Online safety statistics

February 2014

This at-a-glance briefing pulls together and highlights the learning from case reviews into the death or serious injury of a child where online abuse was a key factor.

It is based on case reviews published since 2008.

Risk factors
Learning for policy
Learning for improved practice
References and further reading


The internet poses new risks to children and presents new challenges for those working to protect them.  In these case reviews, children died or were seriously injured in the following ways:

  • suicide following cyber bullying
  • online grooming leading to sexual abuse and exploitation
  • vulnerable parents targeted by abusive adults via dating websites and social networking sites
  • children sexually abused in order to share images of child sexual abuse online.

Risk factors

Virtual identities
Social networking sites enable people greater control of how they present themselves.  This can be used to manipulate and influence people they are in contact with online.

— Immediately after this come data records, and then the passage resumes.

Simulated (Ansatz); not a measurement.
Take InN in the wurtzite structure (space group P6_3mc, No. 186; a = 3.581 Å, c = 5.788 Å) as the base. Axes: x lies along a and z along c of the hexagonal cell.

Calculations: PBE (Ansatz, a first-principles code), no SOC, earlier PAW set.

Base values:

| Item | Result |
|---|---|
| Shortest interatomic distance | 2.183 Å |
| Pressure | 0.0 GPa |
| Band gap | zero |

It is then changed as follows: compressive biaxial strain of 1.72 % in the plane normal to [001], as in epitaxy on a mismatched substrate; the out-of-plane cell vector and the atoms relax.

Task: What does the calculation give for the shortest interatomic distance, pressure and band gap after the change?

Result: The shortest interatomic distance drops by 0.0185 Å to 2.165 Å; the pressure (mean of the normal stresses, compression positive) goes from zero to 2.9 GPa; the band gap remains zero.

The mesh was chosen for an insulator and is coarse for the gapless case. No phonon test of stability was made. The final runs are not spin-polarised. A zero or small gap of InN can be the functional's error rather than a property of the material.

For example, adults can pose as young people in order to build up relationships with children.  Over time these relationships can be used to groom and sexually exploit young people.

In other cases, the internet makes it easier for adults to start relationships with new partners whilst knowing very little about them.  This allows abusive adults to target vulnerable single parents, which can put their children at risk.

Issues also arise when professionals make friends with children in their care or with parents through social networking sites.  These virtual relationships can compromise the professionalism of staff, and can lead to inappropriate levels of intimacy between professionals and service users. 

Unsupervised contact
As children can access the internet via their mobile phones, parents and professionals often have little or no knowledge of children and young people's online lives.

For looked after children, whose contact with their birth parents may be supervised for their own protection, this means that they are now able to "secretly" communicate with their families via social networking sites and mobile phones.  Unsupervised contact may lead to physical harm, through secret meet ups, or accidental disclosure of location; disruption of placements; and to emotional harm, through finding out unwelcome information about their birth families.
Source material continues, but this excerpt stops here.